The health of your heart always matters. As you’re actively listening to others, remind yourself to think about yourself less and consider the other person more.
When focusing your personal growth on empathy, you’ll notice that it’s easier to empathize with people you relate to, people who have been in similar situations, or people who process emotions and think the same as you do.
That common ground provides you an authority sometimes. And that’s the easiest kind of empathy to achieve.
But I would urge all of us to try to expand those boundaries to include reaching people who are very different from us. Being empathetic in this context is a skill that we all can grow and develop.
How To Be Empathetic In 10 Truly Effective Steps
1. Listen more. Talk less.
This is the most fundamental step toward becoming a more empathetic person. If your aim is to truly understand the other person, you’ll need to be listening objectively and listening carefully. Allow yourself to be a sounding board. Don’t listen to respond. Don’t listen to fix. Don’t listen to what they say while forming theories about what they didn’t say. Make the other person a priority in the conversation by just truly being available. It’s important to know when to talk and when to listen.
2. Be a safe space.
If you have a conversation with someone who is wrestling with grief, sadness, anger, bitterness or any other uncomfortable emotion, set your own personal priorities for the conversation. Take some time to think about what the other person may want from the conversation and think about what they need to walk away with.

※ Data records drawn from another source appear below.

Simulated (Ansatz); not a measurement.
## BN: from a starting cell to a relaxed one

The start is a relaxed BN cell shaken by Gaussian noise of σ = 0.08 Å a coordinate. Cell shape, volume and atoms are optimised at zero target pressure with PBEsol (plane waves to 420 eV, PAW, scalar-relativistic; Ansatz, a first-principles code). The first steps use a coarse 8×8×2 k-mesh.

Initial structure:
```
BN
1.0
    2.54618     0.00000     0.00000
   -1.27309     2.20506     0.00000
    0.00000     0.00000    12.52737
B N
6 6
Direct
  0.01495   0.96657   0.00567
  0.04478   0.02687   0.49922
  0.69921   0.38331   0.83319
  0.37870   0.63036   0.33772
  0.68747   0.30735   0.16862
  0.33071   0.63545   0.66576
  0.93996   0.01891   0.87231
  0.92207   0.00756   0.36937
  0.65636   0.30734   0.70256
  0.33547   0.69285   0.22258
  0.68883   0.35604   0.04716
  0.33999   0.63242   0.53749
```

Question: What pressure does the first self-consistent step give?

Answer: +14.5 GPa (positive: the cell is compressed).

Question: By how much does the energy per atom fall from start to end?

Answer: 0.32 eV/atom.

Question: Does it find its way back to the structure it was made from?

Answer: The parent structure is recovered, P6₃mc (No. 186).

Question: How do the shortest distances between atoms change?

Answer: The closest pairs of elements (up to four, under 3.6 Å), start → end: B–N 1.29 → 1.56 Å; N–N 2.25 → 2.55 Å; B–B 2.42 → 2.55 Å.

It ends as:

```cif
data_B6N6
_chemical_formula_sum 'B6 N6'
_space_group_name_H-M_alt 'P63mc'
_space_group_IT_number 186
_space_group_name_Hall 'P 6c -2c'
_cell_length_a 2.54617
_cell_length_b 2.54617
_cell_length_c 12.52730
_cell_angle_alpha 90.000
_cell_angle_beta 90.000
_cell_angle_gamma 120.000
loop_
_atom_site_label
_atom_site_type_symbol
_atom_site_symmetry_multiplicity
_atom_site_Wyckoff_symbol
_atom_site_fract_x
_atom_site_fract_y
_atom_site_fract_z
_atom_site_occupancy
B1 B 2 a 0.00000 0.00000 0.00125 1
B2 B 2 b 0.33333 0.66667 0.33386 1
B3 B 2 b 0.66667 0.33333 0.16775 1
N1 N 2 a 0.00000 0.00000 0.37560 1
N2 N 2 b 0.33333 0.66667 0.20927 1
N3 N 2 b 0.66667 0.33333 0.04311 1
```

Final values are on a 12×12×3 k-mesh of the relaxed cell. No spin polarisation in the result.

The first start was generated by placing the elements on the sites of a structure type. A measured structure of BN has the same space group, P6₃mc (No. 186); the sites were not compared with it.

Many times if a close friend is confiding in you and they are vulnerable, they’ll need to know that they are safe. They’ll need to know that they can trust you. They’ll need to know that they can speak in confidence. And they’ll need to know that they’ll be free from unhealthy judgment.
If they feel safe, they’ll be able to open up authentically without worrying about if what they’re saying, or doing, or thinking, or feeling is right or wrong. Allow them that moment. Don’t judge them. Be there for them. When the time is right, you’ll know if and when it’ll be necessary to give them constructive criticism. This goes back to tip number 1 as well. Part of being empathetic is knowing when to tell them what they’ll need to hear.
3. Be observant.
It’s best if you start practicing empathy in your closest circles, with friends and family. The better you know someone, the more like you will be able to tell when something is “off.” If you have years and years of experience knowing a person, you’ll come to know what is normal for them. You’ll know what they’re like when they’re really happy or really sad. You’ll know what certain facial expressions mean. You’ll know how they talk and what their normal tone of voice is.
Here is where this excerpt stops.